From Reuters


An intensifying tropical storm in the U.S. Gulf of Mexico on Thursday cut more than half the region’s oil output, with energy companies evacuating staff from nearly 200 offshore facilities and a coastal refinery.

Oil firms shut more than 1 million barrels per day of oil production, 53% of Gulf of Mexico’s output, and 1.2 billion cubic feet per day of natural gas production, according to a U.S. regulator.

Tropical Storm Barry, which was forecast to bring flooding and potentially become a hurricane this week, intensified on Thursday on a path through the north central Gulf of Mexico, a major oil-producing region.

Despite the production cutbacks, U.S. crude, natural gas and gasoline futures slipped Thursday after the Organization of the Petroleum Exporting Countries forecast weaker demand for its output next year.

Dozens of oil and gas producers have removed staff from 191 production platforms, according to offshore regulator U.S. Bureau of Safety and Environmental Enforcement. It said seven rigs and 11 drill ships were evacuated or moved out of the path of Tropical Storm Barry.
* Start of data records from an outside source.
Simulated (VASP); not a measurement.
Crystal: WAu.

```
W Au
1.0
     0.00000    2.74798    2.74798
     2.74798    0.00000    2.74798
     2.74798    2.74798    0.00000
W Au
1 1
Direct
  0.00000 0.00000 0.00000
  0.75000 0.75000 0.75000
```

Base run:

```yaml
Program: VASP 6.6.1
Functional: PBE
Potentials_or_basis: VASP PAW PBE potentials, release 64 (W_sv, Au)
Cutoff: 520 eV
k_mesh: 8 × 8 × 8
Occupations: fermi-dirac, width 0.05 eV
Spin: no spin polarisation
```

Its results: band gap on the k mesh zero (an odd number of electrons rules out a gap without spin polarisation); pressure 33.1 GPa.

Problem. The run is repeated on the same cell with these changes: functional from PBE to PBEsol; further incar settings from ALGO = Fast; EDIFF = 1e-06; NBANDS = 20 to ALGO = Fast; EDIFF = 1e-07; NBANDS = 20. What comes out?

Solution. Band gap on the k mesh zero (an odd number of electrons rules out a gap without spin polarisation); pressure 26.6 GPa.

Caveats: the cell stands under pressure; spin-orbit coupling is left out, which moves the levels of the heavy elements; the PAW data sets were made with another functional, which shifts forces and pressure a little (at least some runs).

Phillips 66 evacuated staff and halted operations at its 253,600-barrel-per-day (bpd) Alliance, Louisiana, refinery and pipeline operator Enbridge Inc evacuated staff from offshore platforms and halted some deepwater Gulf of Mexico natural gas pipelines.

The storm prompted Anadarko Petroleum Corp , Chevron Corp , Royal Dutch Shell Plc and others to move staff out of the path of the storm and many halted production, according to company reports.

Crude futures, which rose more than 4% on Wednesday, were trading at $60.23 a barrel, down from Wednesday’s settle but near a six-week high. Gasoline futures also slipped a fraction.

The storm’s path puts a weekend landfall near two of the nation’s four operating liquefied natural gas (LNG) export terminals, Cheniere Energy Inc’s Sabine Pass and Sempra Energy’s Cameron plants.

 

 

Data provider Refinitiv said natural gas output in the Lower 48 states could drop to a seven-week low of 87.2 billion cubic feet per day (bcfd) on Thursday due to the closings, from a record high of 91.1 bcfd on July 5.

On Thursday afternoon, the storm was about 90 miles (145 km) south of the mouth of the Mississippi River, moving west at about 5 miles per hour (7 km per hour). It could make landfall on Saturday on the Louisiana coast and bring up to 15 inches (38 cm) of rain to the central Gulf Coast, forecasters said.

Barry could become a Category 1 hurricane with winds of at least 74 mph (119 kph) and drive ocean water up the Mississippi, forecasters said. The storm surge is projected to bring 3 feet to 6 feet (0.9 meter to 1.8 meters) to shore, worsening flooding from heavy rains, according to the National Weather Service.

Phillips 66’s Alliance refinery sits next to the river 39 miles (63 km) south of New Orleans. The last hurricane to flood the refinery was 2012’s Hurricane Isaac. The refinery was also shut by Hurricane Gustav in 2008 and Hurricane Katrina in 2005.

In 2017, Hurricane Nate led Phillips 66 to shut the refinery, which was restarted within days as the storm turned away from the area.